A Harvard Business School study warns that America’s widening wealth gap is unsustainable, but is unlikely to improve.

A study by Harvard Business School (HBS) titled An Economy Doing Half its Job reports that the widening wealth gap in America is now unsustainable and unlikely to improve any time soon.

The study of 1,947 HBS alumni, the latest in a series for the US Competiveness Project, reports that since the financial crisis, American companies are showing signs of recovery whilst conversely household incomes in the lower and middle classes have become stagnant, private sector job growth rates are subdued, and workers are struggling to demand better pay and benefits.

Increasing Privately Held Wealth

America’s widening wealth gap is not a new theme. The 2013 Credit Suisse Global Wealth Databook, the world’s most thorough study of wealth-distribution, reported that the US has the most extreme wealth-gap of all the world’s twenty most developed nations. And with 75.4% of all US wealth owned by the richest 10% of the people, the country is now so unequal that it is more comparable to underdeveloped countries such as Chile, Indonesia and India.

Where typically in the wake of a financial crash we would see a rise in economic equality, under Barack Obama, for the first time in US history, the country has instead seen an increased concentration of privately held wealth. The dollar is up, and this year has seen record corporate profits and US stock values set new highs.

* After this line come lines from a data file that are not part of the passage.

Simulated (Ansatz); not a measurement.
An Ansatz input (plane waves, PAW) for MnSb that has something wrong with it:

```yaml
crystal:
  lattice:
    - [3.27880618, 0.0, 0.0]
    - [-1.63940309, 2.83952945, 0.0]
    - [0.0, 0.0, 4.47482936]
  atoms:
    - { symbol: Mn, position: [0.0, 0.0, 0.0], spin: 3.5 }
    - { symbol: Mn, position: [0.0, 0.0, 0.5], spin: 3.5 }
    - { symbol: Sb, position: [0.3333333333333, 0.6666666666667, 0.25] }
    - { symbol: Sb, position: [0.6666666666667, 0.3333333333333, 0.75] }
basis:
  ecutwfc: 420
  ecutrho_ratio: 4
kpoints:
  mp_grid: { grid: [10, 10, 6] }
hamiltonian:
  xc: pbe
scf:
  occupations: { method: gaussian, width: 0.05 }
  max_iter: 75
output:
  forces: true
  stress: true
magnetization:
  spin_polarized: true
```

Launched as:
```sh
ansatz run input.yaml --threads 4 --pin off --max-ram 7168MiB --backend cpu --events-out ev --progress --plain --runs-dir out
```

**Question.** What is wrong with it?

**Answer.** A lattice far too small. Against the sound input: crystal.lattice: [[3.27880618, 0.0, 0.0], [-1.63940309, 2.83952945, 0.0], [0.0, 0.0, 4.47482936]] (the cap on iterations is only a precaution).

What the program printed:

But at the other end of the spectrum, wage gains, which have averaged only 4% in the past three years, have not kept up with the rise in inflation, andthe income of a typical family has dropped 5%. Unemployment, particularly in the young, also remains high. The official number stands at 6.1%, but does not account for the long-term unemployed (those out of work for more than 27 weeks) who currently number an additional 3.8 million.

Whilst a rebounding national economy is helping those at the top, it is not doing enough to help those at the bottom.

Business Prospers Whilst Citizens Struggle

Harvard’s Michael Porter comments: “Workers are captives of the weakest aspects of the US business environment, while firms are beneficiaries of America’s greatest strengths”. Indeed, just one example, in 2013 the American Government spent $76 billion on the Supplemental Nutrition Assistance Program (SNAP), but in the same period spent $83 billion on subsidising American banks.

Porter continues: “A truly competitive US economy would lift both firms and citizens. But our survey findings and other evidence reveal that that is not happening today in America. Instead, our recovering economy is doing just half its job: The typical large or midsized firm in America is rallying or even prospering, as are highly skilled individuals. But many middle- and working-class citizens and small businesses are struggling.”

Calling on Businesses to Act

The Harvard paper concludes by calling on business leaders to act, and help solve America’s wealth gap: “Short-sighted executives may be satisfied with an American economy where firms operating here are winning without lifting US living standards. But leaders with longer perspectives understand that companies can’t thrive for long while their workers and their communities struggle”.